Poor installation, documentation are the downfall for otherwise effective Application Security Gateway
Permeo’s Application Security Gateway gives enterprise managers the means to provide pinpoint control over how internal users access external networks and how remote users access the network. With Permeo ASG, you no longer have to worry about whether users are running auctions on eBay or visiting porn sites. It also means that your applications can’t be hijacked to send sensitive data to places it shouldn’t go.
I found Permeo ASG to be effective and reasonably straightforward to manage — when it was finally up and running. Even with on-site support from factory engineers, it took three tries before we could get Permeo’s software implemented and functioning properly.
Exacerbating the situation, Permeo’s documentation is thin and inadequate. You’ll need to have your support staff well trained in maintaining and operating ASG if you plan to make this product the vital part of enterprise security it’s designed to be. Even then, staffers will probably need to keep Permeo’s support number taped to their phones.
I installed the Permeo Applications Security Gateway on an IBM x335 server running Red Hat Linux version 9. As shipped, the ASG only works with Solaris or Red Hat Linux. The company says ASG will work with SuSE Linux with a few modifications, but fails to document those modifications. You will also need to load the server software manually.
The Permeo ASG sits between your network and the firewall leading to the outside, where it will allow only approved traffic from authenticated applications to reach the Internet. Users must access those authenticated applications from one of two Permeo clients; if they use an unauthenticated version of the app, they won’t be able to access the relevant data or network beyond the ASG.
Although you can manage the ASG server from the console using the Web browser, it’s just as easy to use any browser-equipped client. ASG allows you to be extremely specific in what you allow network users to access. If the destination isn’t on a user’s list, the packets will never pass beyond the ASG.
Because you can be so specific in the limits of Internet access, you need to familiarize yourself with the Web sites you’re accessing. Not only will you have to provide a top-level Web address, for example, but you’ll also have to provide the details of any subsequent domain change, something that happens fairly often. Despite having to update these addresses, the specificity is worth the effort — you can even restrict users to certain pages within a given Web site.

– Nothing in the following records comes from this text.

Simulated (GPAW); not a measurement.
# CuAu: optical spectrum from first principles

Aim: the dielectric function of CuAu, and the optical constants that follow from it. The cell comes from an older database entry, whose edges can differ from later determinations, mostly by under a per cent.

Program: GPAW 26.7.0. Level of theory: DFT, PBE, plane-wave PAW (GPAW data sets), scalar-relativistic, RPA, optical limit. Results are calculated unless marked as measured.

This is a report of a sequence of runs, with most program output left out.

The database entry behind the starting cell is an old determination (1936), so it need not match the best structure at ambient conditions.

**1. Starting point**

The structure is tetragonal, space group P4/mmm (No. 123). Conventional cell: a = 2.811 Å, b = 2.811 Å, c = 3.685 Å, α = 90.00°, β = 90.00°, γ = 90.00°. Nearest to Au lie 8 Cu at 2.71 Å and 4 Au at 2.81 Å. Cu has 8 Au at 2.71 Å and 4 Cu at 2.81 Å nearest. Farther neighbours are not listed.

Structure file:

Permeo ASG uses an agent to provide authentication between the ASG server and the client machine. The Permeo Clientless Agent, a Web site on the Permeo server, controls which applications are allowed access to outside networks. Apps placed in the Clientless Agent can go beyond the ASG’s boundaries; if an app isn’t listed, it can’t access the outside world, and listed apps can only go where Permeo says they can go.
For example, placing Microsoft Internet Explorer in the Clientless Agent Web site allows users to browse the Web with full access. Users can still browse sites on their local network with their local version of IE, but they won’t be able to reach anything beyond the ASG machine without first going to the Clientless Agent and running the application from that site.
Although it is somewhat clunky to use, the Clientless Agent does ease the process of setting up access for a large number of users because you only need to put apps into the Clientless Agent once to cover all users. A traditional name and password access or a RADIUS server can authenticate users.
However, the Clientless Agent is basically an all-or-nothing access policy for everyone. It complicates the process of reaching the Internet because users must choose their applications from the Clientless Agent Web site first. Also, it only works with Windows, which limits your options.
To go beyond Windows, Permeo offers an additional authentication method between the ASG server: the Premium Client. The Premium Client does not involve a Web site and enables application and Internet access through the ASG transparent. It works with Windows, Unix, and Linux, and allows much more access customization than the Clientless Agent.
To get this level of customization, the Premium Client must be installed on each user’s machine. The client is middleware that lives just above the IP stack and intercepts network calls to authenticate them before they leave the computer.
Implementing the Permeo ASG starts by setting up the access rules on the server. Pull-down boxes and clicks handle most settings, but operations must be conducted in a specific — and undocumented — order. By simply using ASG for a while, it’s not hard to learn the correct order, but it will require extra study if you let long periods of time pass between changes.
Along with the complexity of managing the server software, a specific sequence of commands must be manually typed to get the Permeo ASG software running on the server. The problem? Permeo doesn’t supply the list of commands.
Although you can always create a script to load the server automatically when returning from a shutdown, Permeo doesn’t provide the script. One of your Unix or Linux people will have to reload the ASG on the server after you take the gateway machine down.
Permeo ASG works well once it’s running. I couldn’t get past it without authentication and without using either the Premium Client or the Clientless Agent to access applications.
The ASG also works as a remote access security solution, its original purpose. It provides SSL encryption for the connection when you set the ASG so that outside clients have different access rules. Traveling users access apps through the same Premium Client on their laptops, and change a setting for internal or external use.
The Permeo ASG is good at what it’s intended to do — regulate access to the Internet and various applications. It would be much better if Permeo included useful documentation and created a less Byzantine means of implementation and management. ASG could be a significant security enhancement, but whether it’s worth the tradeoffs in time, effort, and frustration depends on your enterprise’s needs.